As Mother's Day approaches I have noticed more and more that it is normal in our "social" society for there to be articles, tweets, and blog posts reminding people to be kind. "Give grace." they say.
This year on Mother's Day my plan is to give grace to those that may not understand what it feels like to be a bereaved parent. I think it is important to give grace whether you are the friend of someone that has experienced this tragedy or the parent that lost their child. I plan to be intentional about responding with grace this Mother's Day. This doesn't mean that I won't acknowledge Charlie or kindly correct those that leave him out, it just means that I will not be offended. I will not be disappointed.
When the person walking right next to me at church sees the twins running wild through the hall and says, "How perfect, you have twins and one of each!" I am going to smile and give her grace because what she doesn't know is that I have three perfect children, all three made in the image of their Father.
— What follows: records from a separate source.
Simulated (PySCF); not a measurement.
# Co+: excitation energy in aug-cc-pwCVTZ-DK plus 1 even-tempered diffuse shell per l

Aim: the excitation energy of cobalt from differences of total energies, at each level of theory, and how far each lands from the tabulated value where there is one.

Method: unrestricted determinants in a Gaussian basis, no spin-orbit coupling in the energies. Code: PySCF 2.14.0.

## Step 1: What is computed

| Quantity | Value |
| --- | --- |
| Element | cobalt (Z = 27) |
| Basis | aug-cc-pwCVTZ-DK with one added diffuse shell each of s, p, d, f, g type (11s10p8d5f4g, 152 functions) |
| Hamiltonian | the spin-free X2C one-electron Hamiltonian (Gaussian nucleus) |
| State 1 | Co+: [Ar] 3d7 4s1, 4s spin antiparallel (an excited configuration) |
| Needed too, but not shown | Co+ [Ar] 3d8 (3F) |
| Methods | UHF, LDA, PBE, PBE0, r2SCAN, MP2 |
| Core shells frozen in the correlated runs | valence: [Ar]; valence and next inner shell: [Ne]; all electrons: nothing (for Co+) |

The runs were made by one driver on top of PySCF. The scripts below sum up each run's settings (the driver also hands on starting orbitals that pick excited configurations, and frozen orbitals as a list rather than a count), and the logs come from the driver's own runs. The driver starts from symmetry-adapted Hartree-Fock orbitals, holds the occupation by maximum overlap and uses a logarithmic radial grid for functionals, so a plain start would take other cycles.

When the aisle of cards at Target just can't capture what I want it to say for my dear friend, I am going to pick up a box of blank stationary and give the card companies grace because they don't want to say or do the wrong thing; a lot like some of our closest friends.
When people tiptoe around me and avoid saying Charlie's name for fear of the emotion it may evoke, I am going to smile and give them grace because what they don't realize is that I adore hearing his name and those tears come regardless of what they say.
When a friend says, "At least you have the twins here with you to celebrate..." I am going to smile and give her grace because she has no idea how one or more of my children will never replace my baby in heaven.
When no one is willing to sit in my "mourning booth" on this holiday we call "Mother's Day" I am going to smile and give them grace because the day should be celebrated. Mothers should be honored and acknowledged.
How will you give grace? Will you watch over the bereaved parent? Will you kindly acknowledge the children that have graced the angels presence? Maybe you are the bereaved parent; maybe you need to give grace as well. I am going to try this Mother's Day and keep in mind that most everyone I come in contact with has good intentions. They aren't purposely avoiding Charlie. They don't realize what it feels like because their children are very much alive and they are celebrating this side of heaven, as they should be.